It’s embarrassing to be caught in a mistake. It’s even more embarrassing when that mistake is in the first place you count on potential customers looking. Despite the occasional-comic strip joke about the doughnut-shop owner who boosts sales by hanging a banner advertising “DOUGNUTS”–so passersby will wander in to chide him about the mistake and perhaps make a “since I’m here” purchase–most business owners would rather not be known as the guy who can’t spell his own name.
Nonetheless, “rush job” mistakes continue to make themselves obvious through postings and headlines alike. The decorative sign that read, “If Your Lucky Enough to Own a Horse You’re Lucky Enough” (reported as a “‘breathtaking’ grammar mistake … managed to get the word wrong AND right in the same sign!”). The Washington Postarticle introduced with the page-wide and boldfaced question: “Did they need this big of a party?” The store sign advertising “CAT RING” (perhaps the E had only temporarily fallen off that one, but it still took me a few minutes to realize they were selling catering services and not feline-themed products). And I don’t have space to get into all the errors I’ve seen glaring out from PowerPoint slides at crowded seminars.

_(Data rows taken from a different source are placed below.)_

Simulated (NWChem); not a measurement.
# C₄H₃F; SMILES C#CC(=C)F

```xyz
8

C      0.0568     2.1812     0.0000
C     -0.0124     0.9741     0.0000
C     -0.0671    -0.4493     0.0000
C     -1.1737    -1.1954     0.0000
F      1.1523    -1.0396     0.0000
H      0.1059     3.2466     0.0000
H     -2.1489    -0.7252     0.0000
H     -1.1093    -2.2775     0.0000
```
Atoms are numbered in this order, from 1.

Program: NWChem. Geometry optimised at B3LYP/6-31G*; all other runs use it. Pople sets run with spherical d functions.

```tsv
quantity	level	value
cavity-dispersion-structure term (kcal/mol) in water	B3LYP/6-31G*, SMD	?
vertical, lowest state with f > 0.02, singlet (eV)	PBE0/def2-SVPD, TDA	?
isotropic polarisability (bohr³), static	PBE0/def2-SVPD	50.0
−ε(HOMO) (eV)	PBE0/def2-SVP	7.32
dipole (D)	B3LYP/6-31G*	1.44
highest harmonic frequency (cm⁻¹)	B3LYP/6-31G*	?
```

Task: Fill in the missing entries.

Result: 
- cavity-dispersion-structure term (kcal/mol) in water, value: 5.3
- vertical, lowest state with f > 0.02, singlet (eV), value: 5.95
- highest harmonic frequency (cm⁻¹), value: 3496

Even mistakes that are caught in time can cause problems. There were the 10,000 brochures that were already back from the printer in hard copy before someone realized they advertised complimentary instead of complementary options. There was no budget for a reprint job, so the copywriter responsible for the error put in eight hours of overtime–hand-gluing e‘s on top of i‘s.
If you can’t proofread the whole thing multiple times to make sure every word is right, at least spend fifteen minutes on the most highlighted words!